The Ecowas plan is the result of a 45-day deadline the UN gave African leaders on 12 October to draw up a plan for military intervention to retake the north.
West African battalions will need logistical and intelligence support from outside the region, as well as air power, to engage in a military operation that could last months, the BBC's West Africa correspondent Thomas Fessy reports.
The European Union is to discuss sending hundreds of instructors to train the Malian army, which was brought to its knees by rebel groups, our correspondent adds.
French President Francois Hollande reiterated on Tuesday that France would provide "logistical support and training" for any mission to Mali, but would not send in soldiers.
Mali's neighbour Algeria has expressed concern about the use of military intervention, saying it would prefer a negotiated solution.

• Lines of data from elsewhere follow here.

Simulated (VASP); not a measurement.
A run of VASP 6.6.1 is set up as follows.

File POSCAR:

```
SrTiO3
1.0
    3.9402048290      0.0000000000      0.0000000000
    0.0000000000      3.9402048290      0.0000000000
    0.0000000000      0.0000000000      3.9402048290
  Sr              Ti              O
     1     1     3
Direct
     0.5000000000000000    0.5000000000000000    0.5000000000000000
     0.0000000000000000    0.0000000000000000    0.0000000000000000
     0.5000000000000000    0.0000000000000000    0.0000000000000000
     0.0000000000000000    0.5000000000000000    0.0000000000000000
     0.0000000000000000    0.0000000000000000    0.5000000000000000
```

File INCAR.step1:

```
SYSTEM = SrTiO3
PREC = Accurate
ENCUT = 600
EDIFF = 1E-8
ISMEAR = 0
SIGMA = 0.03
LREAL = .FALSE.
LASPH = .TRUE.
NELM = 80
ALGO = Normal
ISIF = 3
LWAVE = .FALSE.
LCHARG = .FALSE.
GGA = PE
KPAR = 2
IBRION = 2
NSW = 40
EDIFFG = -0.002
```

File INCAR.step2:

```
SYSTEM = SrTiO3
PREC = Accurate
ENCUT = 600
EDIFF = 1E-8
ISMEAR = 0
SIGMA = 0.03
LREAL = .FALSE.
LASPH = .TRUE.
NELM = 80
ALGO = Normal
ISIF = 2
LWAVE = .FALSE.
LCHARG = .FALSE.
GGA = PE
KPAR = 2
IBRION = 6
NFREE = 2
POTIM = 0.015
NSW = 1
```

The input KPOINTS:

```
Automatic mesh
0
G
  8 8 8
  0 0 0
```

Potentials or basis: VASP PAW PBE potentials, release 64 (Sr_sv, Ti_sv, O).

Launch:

Security experts and observers say it may still take months before a force is ready to retake the north, which should give more time for negotiations to continue with at least one of the main armed groups already engaged in talks, our correspondent notes.
President Amadou Toumani Toure was overthrown in March by a junta of disaffected soldiers who claimed his government had not dealt effectively with a Tuareg rebellion that had started in January.
Islamist groups - who have since fallen out with their Tuareg allies - took advantage of the ensuing chaos and seized all the region's major towns, including the historic city of Timbuktu.